Understanding generalization of overparametrized neural networks remains a fundamental challenge in machine learning. Most of the literature mostly studies generalization from an interpolation point of view, taking convergence of parameters towards a global minimum of the training loss for granted. While overparametrized architectures indeed interpolated the data for typical classification tasks, this interpolation paradigm does not seem valid anymore for more complex tasks such as in-context learning or diffusion. Instead for such tasks, it has been empirically observed that the trained models goes from global minima to spurious local minima of the training loss as the number of training samples becomes larger than some level we call optimization threshold. While the former yields a poor generalization to the true population loss, the latter was observed to actually correspond to the minimiser of this true loss. This paper explores theoretically this phenomenon in the context of two-layer ReLU networks. We demonstrate that, despite overparametrization, networks often converge toward simpler solutions rather than interpolating the training data, which can lead to a drastic improvement on the test loss with respect to interpolating solutions. Our analysis relies on the so called early alignment phase, during which neurons align towards specific directions. This directional alignment, which occurs in the early stage of training, leads to a simplicity bias, wherein the network approximates the ground truth model without converging to the global minimum of the training loss. Our results suggest that this bias, resulting in an optimization threshold from which interpolation is not reached anymore, is beneficial and enhances the generalization of trained models.

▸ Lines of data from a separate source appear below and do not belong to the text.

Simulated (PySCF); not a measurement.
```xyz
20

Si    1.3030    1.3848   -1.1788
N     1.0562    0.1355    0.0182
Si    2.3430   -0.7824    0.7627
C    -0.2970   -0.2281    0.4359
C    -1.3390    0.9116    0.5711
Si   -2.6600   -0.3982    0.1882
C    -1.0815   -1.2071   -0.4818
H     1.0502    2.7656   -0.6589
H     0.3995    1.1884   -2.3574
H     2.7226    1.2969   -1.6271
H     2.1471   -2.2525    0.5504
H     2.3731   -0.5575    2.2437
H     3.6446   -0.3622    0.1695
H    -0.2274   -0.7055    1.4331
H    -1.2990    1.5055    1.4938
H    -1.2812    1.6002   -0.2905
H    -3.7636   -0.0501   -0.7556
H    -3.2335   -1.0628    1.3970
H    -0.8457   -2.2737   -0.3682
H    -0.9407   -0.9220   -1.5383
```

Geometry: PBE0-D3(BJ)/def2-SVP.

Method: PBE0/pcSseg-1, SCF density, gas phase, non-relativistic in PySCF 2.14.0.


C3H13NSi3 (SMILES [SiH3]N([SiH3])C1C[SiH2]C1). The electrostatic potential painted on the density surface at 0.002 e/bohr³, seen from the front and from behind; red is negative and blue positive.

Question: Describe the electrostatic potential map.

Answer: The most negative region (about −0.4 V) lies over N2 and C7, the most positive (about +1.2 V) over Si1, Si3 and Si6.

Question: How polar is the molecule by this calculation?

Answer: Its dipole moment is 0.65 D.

翻译：理解过参数化神经网络的泛化能力仍然是机器学习领域的一个基本挑战。现有文献大多从插值的角度研究泛化问题，默认参数会收敛至训练损失的全局最小值。虽然过参数化架构确实能在典型分类任务中实现数据插值，但对于更复杂的任务（如上下文学习或扩散模型），这种插值范式似乎不再成立。相反，在这些任务中，当训练样本数量超过我们称为优化阈值的某个水平时，经验观察到训练模型会从训练损失的全局最小值转向虚假局部最小值。前者对真实总体损失的泛化能力较差，而后者被观察到实际上对应于该真实损失的最小化解。本文在双层ReLU网络的背景下从理论上探讨了这一现象。我们证明，尽管存在过参数化，网络通常会收敛于更简单的解而非插值训练数据，这相对于插值解能在测试损失上带来显著改善。我们的分析依赖于所谓的早期对齐阶段，在此期间神经元会朝向特定方向对齐。这种发生在训练早期的方向对齐会导致简洁性偏置，使网络能够逼近真实模型而无需收敛至训练损失的全局最小值。我们的结果表明，这种导致优化阈值（超过该阈值后不再达到插值）的偏置是有益的，并能提升训练模型的泛化能力。